Aural Pleasure Review
The Strokes : 'Comedown Machine'
Published: March 27, 2013
About a minute into opener “Tap Out,” right around the time its Bad-era MJ groove morphs into a chorus that must have been lifted from some lost Psychedelic Furs B-side, it’s fair to wonder what the hell is going on with the Strokes’ latest album. The quintet isn’t done, though: check the Duran Duran guitar line anchoring “Welcome to Japan,” the Vampire Weekend aping chamber pop on “80s Comedown Machine,” or how “One Way Trigger” manages to cleverly rework A-ha’s “Take On Me.” In fact, the one band they rarely manage to sound like is the Strokes.

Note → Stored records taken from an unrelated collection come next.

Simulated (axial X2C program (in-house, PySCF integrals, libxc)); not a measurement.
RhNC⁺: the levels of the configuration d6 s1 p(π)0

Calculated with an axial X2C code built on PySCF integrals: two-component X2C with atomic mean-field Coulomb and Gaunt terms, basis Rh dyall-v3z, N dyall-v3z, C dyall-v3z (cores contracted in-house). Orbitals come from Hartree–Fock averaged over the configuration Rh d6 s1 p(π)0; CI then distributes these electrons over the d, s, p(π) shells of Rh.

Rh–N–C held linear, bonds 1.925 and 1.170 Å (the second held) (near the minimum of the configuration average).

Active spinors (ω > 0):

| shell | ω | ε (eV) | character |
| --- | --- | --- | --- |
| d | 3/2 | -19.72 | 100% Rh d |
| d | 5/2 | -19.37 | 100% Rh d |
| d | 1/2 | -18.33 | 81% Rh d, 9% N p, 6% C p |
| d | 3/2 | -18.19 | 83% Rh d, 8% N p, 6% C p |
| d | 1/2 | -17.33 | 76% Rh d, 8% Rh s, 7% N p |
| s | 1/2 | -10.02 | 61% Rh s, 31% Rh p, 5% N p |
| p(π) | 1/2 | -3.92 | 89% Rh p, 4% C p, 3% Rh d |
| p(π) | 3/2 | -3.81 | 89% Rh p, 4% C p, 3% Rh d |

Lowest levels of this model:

Alright, that may be overstating things a tad. Comedown features a handful of tracks that could fit comfortably on their last release, 2011’s Angles. But that was a record detrimentally hampered by its comeback album expectations and the overriding sense that its makers were simply going through the motions. By contrast, Comedown feels liberated, the product of a band that has come to terms with their legacy and resolved to not give a fuck about it. Even its title seems self-referential — a means of deflating their mythos by deconstructing the idea of what the Strokes are supposed to be.
Mostly they do this with the music, which boldly skews from dynamic proto-punk, British dance-rock, breezy ballads, and slick synth-heavy pop on a song-by-song basis. Those who paid attention to the Strokes’ solo records shouldn’t be too thrown off by these stylistic shifts. The ’80s electro and falsetto fascination of Julian Casablancas’s Phrazes for the Young is all over the place, as is the sun-baked folk of Fabrizio Moretti’s Little Joy project, and the jangly pop of Albert Hammond Jr.’s handful of records. But how well they manage to piece it all together is Comedown’s triumph. They don’t get the formula right every time, but at worst songs like “All the Time” and “Slow Animals” are forgettable rather than grating.
For many who have followed the band for over a decade, Comedown Machine as a term describes as well as any their slow creative slide since Is This It? As an album title, it not only serves as a cheeky acknowledgement of this trend, but as an ironically definitive statement that the slide is now over. Comedown is clearly their best since Room on Fire, and strong proof that this isn’t it yet for the Strokes.